10 comments on “Boston Globe: Episcopal bishops, archbishop seek a middle ground

  1. Enda says:

    What is truth?

  2. Philip Bowers says:

    when these American bishops are going to Africa and making promises and playing on the fears of the African church

    Yep, it’s the orthodox’s fault. The sad thing is that I believe this sort of spin, ultimately will win the day for TEC.

  3. TonyinCNY says:

    Shaw: “Speaking truth isn’t just liberal thinking…”

    Actually we have four years of evidence that truth isn’t liberal thinking at all. The dishonest statements of the pb and others about the Anglican crisis and pecusa demonstrate conclusively that speaking truth is not liberal thinking at all.

  4. TonyinCNY says:

    Shaw said he also told Williams that it is difficult to seek consensus in the American church “when these American bishops are going to Africa and making promises and playing on the fears of the African church.”

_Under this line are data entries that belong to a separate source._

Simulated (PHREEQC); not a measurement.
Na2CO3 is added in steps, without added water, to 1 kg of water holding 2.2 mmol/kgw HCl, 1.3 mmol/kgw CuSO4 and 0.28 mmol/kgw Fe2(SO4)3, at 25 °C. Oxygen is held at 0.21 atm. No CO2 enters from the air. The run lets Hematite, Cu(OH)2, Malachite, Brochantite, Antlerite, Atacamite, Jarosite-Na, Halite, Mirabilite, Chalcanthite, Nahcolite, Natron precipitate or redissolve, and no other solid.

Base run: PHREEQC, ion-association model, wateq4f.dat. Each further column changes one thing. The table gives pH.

    For liberals consensus means that conservatives should shut up and pay up. We see how consensus works in pecusa on women’s ordination. A conscience clause is given and then revoked.

  5. rwkachur says:

    Well, the solution is simple. CANA, AMiA etc. should declare that they are “doing a new thing” and are “prophetic”…but as we have seen many times before TEC has cornered the market on prophecy.

  6. GrandpaDino says:

    “gay rights supporters, such as Shaw, believe they are acting in a prophetic way.”

    And I do not. So – one of us is right and one of us is wrong. Which is it?

  7. Rolling Eyes says:

    #7, “one of us is right and one of us is wrong. Which is it?”

    Well, since, according to the Bishop, “speaking truth” is ONLY a liberal trait, you HAVE to be wrong. Right?

  8. jamesw says:

    And why does Bp. Shaw and the liberals have the monopoly on what is “prophetic”? Why can’t the orthodox claim to be prophetic in their actions “yeah, we we know it violates Anglican polity, but there are times when one must just do it and be prophetic.” This silly argument can cut any way you want it to.

  9. deaconjohn25 says:

    I love how liberals throw around the word “prophetic” as if they have a corner on the market. But here in Mass. where the media, educational establishment, the courts, and the government are dictatorially in favor of anything Gay, there is no way Bishop Shaw is anything resembling a prophet. In fact, in this state one could argue he is merely a puppet of the “powers that be” in this most immoral of states.

  10. dwstroudmd+ says:

    That’s called “contextualization”, deaconjohn25, and thank you for establishing it.